CRAMMED carriages. Standing room only.

Finally, this description of train travel is set to change.

That is the promise being made by train operator Greater Anglia as it unveils its £1.4 billion investment on new trains.

Hot on the heels of its announcement of the Stadler Flirt, the rail giant is ready for phase two - the electric Aventra train - which will level the playing field between first class and standard.

With the new trains, capacity during peak times will increase by 55 per cent.

A typical ten-carriage train will provide 1,150 seats.

Some 665 new carriages will be built by Bombardier, in Derby, and come into service from December 2019.

Mike Kean, who is the deputy managing director of Greater Anglia, is confident they will transform journeys for everyone.

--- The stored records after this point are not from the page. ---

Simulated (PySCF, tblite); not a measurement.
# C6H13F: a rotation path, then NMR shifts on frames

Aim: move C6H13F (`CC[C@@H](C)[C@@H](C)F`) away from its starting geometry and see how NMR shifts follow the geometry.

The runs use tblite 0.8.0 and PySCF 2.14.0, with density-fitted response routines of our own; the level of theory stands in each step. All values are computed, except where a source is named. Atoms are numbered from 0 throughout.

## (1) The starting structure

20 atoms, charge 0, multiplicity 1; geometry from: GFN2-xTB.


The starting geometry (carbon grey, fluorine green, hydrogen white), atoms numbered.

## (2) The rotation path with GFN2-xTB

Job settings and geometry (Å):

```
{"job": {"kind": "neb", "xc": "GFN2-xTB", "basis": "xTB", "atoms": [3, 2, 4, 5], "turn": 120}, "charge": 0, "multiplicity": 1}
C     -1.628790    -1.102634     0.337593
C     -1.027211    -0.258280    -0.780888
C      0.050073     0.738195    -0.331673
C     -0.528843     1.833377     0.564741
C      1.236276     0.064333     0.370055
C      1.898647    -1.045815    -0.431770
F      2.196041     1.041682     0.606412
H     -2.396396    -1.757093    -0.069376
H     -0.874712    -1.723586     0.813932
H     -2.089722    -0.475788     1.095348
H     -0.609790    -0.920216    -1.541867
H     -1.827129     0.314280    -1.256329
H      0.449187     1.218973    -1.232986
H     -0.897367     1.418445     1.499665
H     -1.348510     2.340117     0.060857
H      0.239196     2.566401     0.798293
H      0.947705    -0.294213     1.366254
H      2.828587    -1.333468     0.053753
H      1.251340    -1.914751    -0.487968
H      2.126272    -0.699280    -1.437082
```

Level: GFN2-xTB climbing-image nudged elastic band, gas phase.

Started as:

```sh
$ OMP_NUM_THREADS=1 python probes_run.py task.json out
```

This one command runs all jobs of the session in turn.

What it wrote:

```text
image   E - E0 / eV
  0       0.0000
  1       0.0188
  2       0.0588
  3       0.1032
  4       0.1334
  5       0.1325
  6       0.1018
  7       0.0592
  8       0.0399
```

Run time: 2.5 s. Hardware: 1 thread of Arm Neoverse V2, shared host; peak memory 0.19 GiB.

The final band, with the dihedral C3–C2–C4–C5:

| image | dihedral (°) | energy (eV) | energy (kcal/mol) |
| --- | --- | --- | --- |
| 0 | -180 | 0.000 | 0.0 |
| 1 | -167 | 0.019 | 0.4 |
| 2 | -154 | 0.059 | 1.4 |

“The Bombardier trains really form the backbone of the franchise. It provides the main commuting stock and carries the most amount of people on our franchise,” he said.

“The real heart of our franchise was providing enough capacity for the full nine years and also to maximise the efficiency of that operation.

“The railway is constrained, we have certain platform length and train length, but we’re really trying to push that to the maximum to make sure our customers have a better opportunity of getting a seat.

“And they’re absolutely as modern as you can get.”

Gazette:

Accessible toilets will feature on every train

The 22 ten-carriage (Class 720/1s) and 89 five-carriage trains (Class 720/5s) will run between London Liverpool Street and Essex, Hertfordshire, Cambridgeshire and Ipswich.

They will serve key commuter towns including Chelmsford, Witham, Braintree, Colchester, Clacton and Harwich, and the line to Southend Victoria.

Each train will offer four cycle spaces, an accessible toilet, or two, wheelchair spaces, plug sockets and USB ports near each pair of seats which are cantilevered, meaning no nuisance bar underneath, for increased legroom.

Doors separating carriages will be a thing of the past alongside non-connectivity as free, fast broadband will be fitted on each train.

Gazette:

Bombardier staff in Derby test the seats

Mr Kean said: “Less people standing on the trains is the real hope. We did a lot of research before starting the franchise and now about what people really value.

“What you’ll find running to places like Colchester is people really value that seat, even if it’s the third seat between two people.

“We’re maintaining this fleet out of Ilford and have employed Bombardier as our partners to maintain them.

“As you’ll see from the mock-up, we haven’t skimped on the interior and on the cleaning side, we’ve been pushing hard over the past couple of years to maintain that high level of cleanliness.”

Gazette:

The 3x2 formation will be seen across the entire fleet

A sum of £900 million is being spent specifically on the Bombardier trains with a further 58 trains being built by Stadler, in Switzerland, for Greater Anglia’s intercity, Stansted Express and regional services.

However, promises have being made the cost will not be inherited by the more than 29,000 Essex commuters using the Great Eastern line and just over 17,000 using the Southend line every day.

He said: “For every pound people pay, 97 per cent goes back into the railway.

“What we’re doing here in the model is we’ve actually look at these trains and the amount of people that are going to use them.

“That drives revenue and then that gets returned to Government in a bigger premium payment.

“The way the rail industry works, it’s a regulated model. We actually don’t control the peak fares so it shouldn’t have an impact at all.”

Gazette:

THIS IS HOW MIKE KEAN ANSWERED OUR READERS' QUESTIONS:

Does Greater Anglia have a 20-year-plus plan to accommodate the extra volume of commuters from Colchester to London based on the draft Local Plan metrics?
"In our bid we have to provide enough seats right until the end of our franchise in 2025 so that’s our plan through this train and our other fleet. What I hope people experience when they first see these trains is loads of seats which will slowly fill up as we get towards the end of the franchise. The growth of Essex has been absolutely central to our planning."

Does Greater Anglia have a plan to modernise Colchester Station?
"We’re definitely looking to make some improvements to Colchester. There’s no masterplan to modernise it, but we’ve done a lot of work on our stations over the past two years and we’ll continue."

Why are we the most expensive line?
"I don’t think it is. It might feel that way and I can really empathise, but we’re focused on it. And as I said, the industry itself puts 97 per cent of what people pay right back into the industry."